Columbia sociologist (and I'm happy to note future Yahoo) Duncan Watts
and his colleagues conducted an artful study - described eloquently in
the NY Times - asking just how much of media success reflects the true
quality of the product, and how much is due to the quirks of social
influence. In a series of carefully controlled experiments, the
authors tease apart two distinct factors in a song's ultimate success:
(1) the inherent quality of the song, or the degree people like the
song if presented it in isolation, and (2) dumb luck, or the extent
the song happens by chance to get some of the best early buzz,
snowballing it to the top of the charts in a self-fulfilling prophesy.
Lo and behold, they found that, while inherent quality does matter,
the luck of the draw plays at least as big a role in determining a
song's ultimate success.

If so, Big Media might be forgiven for their notoriously poor record
of picking winners. Over and over, BM hoists on us stinkers like Gigli
and stale knockoffs like Treasure Hunters. (In prediction lingo, these
are false positives.) At the same time, BM snubbed (at least
initially) some cultural institutions like Star Wars and Seinfeld.
(False negatives.)

So, are media executives making the best of a bad situation, eking out
as much signal as possible from an inherently noisy process? Or might
some other institution yield forecasts with fewer false-atives?

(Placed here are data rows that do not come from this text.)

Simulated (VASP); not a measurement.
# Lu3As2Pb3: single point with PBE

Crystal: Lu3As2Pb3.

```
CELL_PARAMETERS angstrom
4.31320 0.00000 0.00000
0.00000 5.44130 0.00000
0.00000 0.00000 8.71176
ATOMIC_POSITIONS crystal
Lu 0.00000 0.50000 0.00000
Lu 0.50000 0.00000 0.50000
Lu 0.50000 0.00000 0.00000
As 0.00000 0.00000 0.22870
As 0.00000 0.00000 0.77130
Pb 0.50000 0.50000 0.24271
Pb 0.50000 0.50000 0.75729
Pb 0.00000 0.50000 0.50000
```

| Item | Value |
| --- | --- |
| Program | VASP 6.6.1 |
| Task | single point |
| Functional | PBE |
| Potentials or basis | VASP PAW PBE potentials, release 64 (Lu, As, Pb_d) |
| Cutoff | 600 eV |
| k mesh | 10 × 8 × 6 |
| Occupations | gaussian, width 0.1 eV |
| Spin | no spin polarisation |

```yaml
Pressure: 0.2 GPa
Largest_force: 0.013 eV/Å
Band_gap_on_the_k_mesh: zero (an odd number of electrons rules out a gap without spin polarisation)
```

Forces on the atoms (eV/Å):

I think you know where this is going. Prediction markets for media!

Media Predict is exactly that: a new prediction market aimed at
forecasting media success. I'd like to congratulate founder Brent
Stinski on a spectacular launch done right. Media Predict sprinted out
of the gates with a deal with Simon & Schuster's Touchstone Books and
a companion piece in the NY Times, spawning coverage in The Economist
and NPR. (Also congrats to Inkling Markets, the "powered by"
provider.) More importantly, the website is clean, clear, complete
(enough), and ready for launch.

I first met Brent Stinski in 2006 at Colabria's NYC Prediction Markets
Summit and his concept impressed me. Among the flury of recent play
money PM startups, Media Predict's business plan seems one of the most
credible. The site taps simultaneously into the wisdom of crowds
ethos, the user-generated content explosion, artists' anti-
establishment streak, and the public's ambivalence toward Big Media.
(The latter two factors are epitomized no more vehemently and
eloquently than in an essay by Courtney Love, and stoke the fires of
sites like Garage Band, Magnatune, Creative Commons, Lulu, Kinooga,
and even MySpace, not to mention mashup fever, open source, anti-DRM-
ism, etc.)

The New York publishing world is ridiculing Simon & Schuster for
ceding its editorial power to the crowd. (In fact, S&S reserves the
right to choose any book or none at all.)

Time will tell whether prediction markets can be better than (or at
least more cost effective than) traditional media executives. One
thing is for certain: one way or another, the power structure in the
publishing world is changing rapidly and dramatically (no one sees and
explains this better than Tim O'Reilly). My bet is that many artists
and consumers will emerge feeling better than ever.